McCarthy told Senators that there’s evidence the atmosphere is warming and that the health of all Americans is being impacted.
“What the science tells us is when the temperature gets warmer it increases the level of ozone and that ozone pollution actually has an impact on respiratory health, as well as cardiac health,” she said.
“Addressing the threat from a changing climate is one of the greatest challenges of this and future generations,” McCarthy testified, “The request for climate change and air quality is $1.03 billion—over $41 million more than fiscal year 2014. And it designates $199.5 million specifically for climate change work.
Several Republican senators questioned air quality rules written in part by John C. Beale, the former senior advisor in EPA’s Office of Air and Radiation, who was convicted of defrauding the agency out of almost $900,000 in unearned pay and bonuses and is now serving time in prison.
Sen. Mike Crapo, R-Idaho, called for a review of all regulatory actions connected with Beale’s service at EPA.
“It seems difficult to conclude that Mr. Beale’s work on the many issues under his responsibility at the EPA can be taken at face value,” Crapo said.
But Chairwoman Barbara Boxer, D-Calif., was quick to defend McCarthy, noting that she should be “lauded” for her performance.
“In agency with 16,000 people, you will always have some bad actors,” Boxer noted.
U.S. Senator Deb Fischer, R-Neb., expressed concerns that coal fired plants in her state are spending so much time and resources on keeping their operations in compliance with regulations that they are not able to spend resources on innovations and new wind power.
“Is there a war on coal? A lot of people in Nebraska think there is,” Fischer asked.
“I don’t think that’s fair to say,” McCarthy responded. “What we’re trying to do is our jobs to protect public health by reducing pollution from some of the largest sources.”
McCarthy appeared before the committee just one day after the agency, along with the U.S. Army Corps of Engineers, proposed a new rule designed to clarify protections under the Clean Water Act. In her budget request, she noted that the agency is directing $8 million and 10 FTE to advance clean water.
In addition, the budget calls for 1.775 billion for the clean water and drinking water state revolving funds - more than a $580 million decrease over FY 2014 levels.
Sen. John Barrasso, R-Wyo., questioned McCarthy about how the new clean water rule will impact farmers and ranchers. In releasing the new rule, the agency noted that 53 specific conservation practices that protect or improve water quality will not be subject to dredged or fill permitting requirements set out in Section 404 of the CWA.
“This list (of practices) does not cover all existing practices that occur on farms every day,” noted Barrasso. "Will farmers and ranchers need to get permits?" For example, any rolling applicator – used for fertilizer, manure or pesticide applications – would not be exempted, pointed out a spokesperson for Barrasso.

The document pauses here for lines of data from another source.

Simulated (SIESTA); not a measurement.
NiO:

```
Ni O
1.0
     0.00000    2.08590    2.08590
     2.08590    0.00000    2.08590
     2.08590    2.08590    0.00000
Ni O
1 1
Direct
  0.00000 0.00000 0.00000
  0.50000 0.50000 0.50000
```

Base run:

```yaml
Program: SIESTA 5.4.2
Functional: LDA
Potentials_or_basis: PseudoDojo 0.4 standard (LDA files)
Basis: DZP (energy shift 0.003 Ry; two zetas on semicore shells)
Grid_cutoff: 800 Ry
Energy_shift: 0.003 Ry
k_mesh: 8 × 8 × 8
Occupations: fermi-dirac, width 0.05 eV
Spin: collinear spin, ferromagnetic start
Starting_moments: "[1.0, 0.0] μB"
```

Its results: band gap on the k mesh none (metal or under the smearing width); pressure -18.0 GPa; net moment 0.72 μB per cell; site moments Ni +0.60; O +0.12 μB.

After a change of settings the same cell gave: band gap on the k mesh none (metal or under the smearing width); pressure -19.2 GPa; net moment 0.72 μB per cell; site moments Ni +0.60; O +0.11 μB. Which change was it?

However, McCarthy countered that the proposal is not taking away any existing exemptions. “Nobody needs a permit that didn’t need it today,” she added.
Barrasso asked whether or not the agency would expand the comment period on the proposed CWA rule to 180 days, rather than the current 90-day time period.
“I don’t believe that’s what we are currently proposing,” McCarthy responded.
On Thursday, McCarthy is scheduled to appear before the U.S. House Appropriations Committee.